<-- Back to Previous Page TOC Next Section -->


Chapter 4: The Synthesis of Sound by Computer

Section 4.2: Additive Synthesis


Additive synthesis refers to a number of related synthesis techniques, all based on the idea that complex tones can be created by the summation, or addition, of simpler tones. As we saw in Chapter 3, it is theoretically possible to break up any complex sound into a number of simpler ones, usually in the form of sine waves. In additive synthesis, we use this theory in reverse.

Figure 4.1  Two waves joined by a plus sign.

Figure 4.2  This organ has a great many pipes, and together they function exactly like an additive synthesis algorithm.

Each pipe essentially produces a sine wave (or something like it), and by selecting different combinations of harmonically related pipes (as partials), we can create different combinations of sounds, called (on the organ) stops. This is how organs get all those different sounds: organists are experts on Fourier series and additive synthesis (though they may not know that!).

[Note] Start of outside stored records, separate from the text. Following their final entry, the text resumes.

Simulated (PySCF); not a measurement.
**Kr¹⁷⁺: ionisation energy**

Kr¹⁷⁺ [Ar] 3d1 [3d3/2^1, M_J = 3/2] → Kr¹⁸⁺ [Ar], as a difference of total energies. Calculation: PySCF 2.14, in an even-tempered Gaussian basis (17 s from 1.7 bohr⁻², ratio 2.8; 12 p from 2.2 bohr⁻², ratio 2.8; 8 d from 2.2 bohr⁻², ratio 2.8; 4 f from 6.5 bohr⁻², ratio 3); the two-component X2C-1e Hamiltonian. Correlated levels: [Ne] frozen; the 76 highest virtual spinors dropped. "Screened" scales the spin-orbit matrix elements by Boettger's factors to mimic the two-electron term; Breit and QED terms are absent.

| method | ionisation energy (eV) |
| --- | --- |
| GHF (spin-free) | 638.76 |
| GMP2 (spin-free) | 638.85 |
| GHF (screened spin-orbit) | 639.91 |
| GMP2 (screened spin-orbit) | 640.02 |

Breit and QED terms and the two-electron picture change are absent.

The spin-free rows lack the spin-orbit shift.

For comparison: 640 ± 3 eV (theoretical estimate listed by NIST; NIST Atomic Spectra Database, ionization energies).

The technique of mixing simple sounds together to get more complex sounds dates back a very long time. In the Middle Ages, huge pipe organs had a great many stops that could be "pulled out" to combine and recombine the sounds from several pipes. In this way, different "patches" could be created for the organ. More recently, the telharmonium, a giant electrical synthesizer from the early 1900s, added together the sounds from dozens of electro-mechanical tone generators to form complex tones. This wasn’t very practical, but it has an important place in the history of electronic and computer music.

Applet 4.2
Mixed sounds

This applet demonstrates how sounds are mixed together.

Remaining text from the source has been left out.